Junk science and cocaine scares

Today in his weekly column on junk science, Ben "Bad Science" Goldacre challenges the War on Drugs and Britain's latest obsession with fighting cocaine:

In the case of cocaine, there is an even more striking precedent for evidence being ignored: during the early 1990s the World Health Organisation conducted what is probably the largest ever study of global cocaine use. In March 1995 they released a briefing kit which summarised their conclusions, with some tantalising bullet points.

"Health problems from the use of legal substances, particularly alcohol and tobacco, are greater than health problems from cocaine use," they said. "Few experts describe cocaine as invariably harmful to health. Cocaine-related problems are widely perceived to be more common and more severe for intensive, high-dosage users and very rare and much less severe for occasional, low-dosage users."

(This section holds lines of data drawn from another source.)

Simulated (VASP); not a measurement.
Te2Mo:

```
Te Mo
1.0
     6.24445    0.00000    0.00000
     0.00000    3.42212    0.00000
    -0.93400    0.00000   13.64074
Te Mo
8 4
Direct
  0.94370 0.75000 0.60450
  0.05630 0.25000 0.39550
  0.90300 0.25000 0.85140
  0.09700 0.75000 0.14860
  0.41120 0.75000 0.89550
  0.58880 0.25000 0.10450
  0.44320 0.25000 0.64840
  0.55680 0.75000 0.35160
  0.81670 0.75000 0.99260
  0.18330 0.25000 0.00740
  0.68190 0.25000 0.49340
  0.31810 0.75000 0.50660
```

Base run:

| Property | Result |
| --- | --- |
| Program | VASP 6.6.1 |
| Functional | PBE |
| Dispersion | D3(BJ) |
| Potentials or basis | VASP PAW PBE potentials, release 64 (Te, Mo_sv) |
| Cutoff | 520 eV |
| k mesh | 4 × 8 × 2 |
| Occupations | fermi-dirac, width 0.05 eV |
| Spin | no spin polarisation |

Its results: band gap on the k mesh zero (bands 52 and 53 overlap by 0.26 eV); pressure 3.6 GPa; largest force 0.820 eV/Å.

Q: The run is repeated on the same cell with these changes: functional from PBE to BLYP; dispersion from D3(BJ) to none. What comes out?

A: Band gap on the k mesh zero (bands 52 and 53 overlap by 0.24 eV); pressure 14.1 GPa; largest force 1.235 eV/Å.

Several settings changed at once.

The full report - which has never been published - went on to challenge several of the key principles driving prohibition, and was extremely critical of most US policies. It suggested that supply reduction and law enforcement strategies have failed, and that alternative strategies such as decriminalisation might be explored, flagging up such programmes in Australia, Bolivia, Canada and Colombia....This report was never published, because just two months after the press briefing was released, at the 48th World Health Assembly, the US representative to WHO threatened to withdraw US funding for all their research projects and interventions unless the organisation "dissociated itself from the conclusions of the study" and cancelled the publication. According to WHO, even today, this document does not exist, (although you can read a leaked copy in full on the website of the drugs policy think tank Transform at www.tdpf.org.uk/WHOleaked.pdf ).

This is my column. This is my column on drugs. Any questions?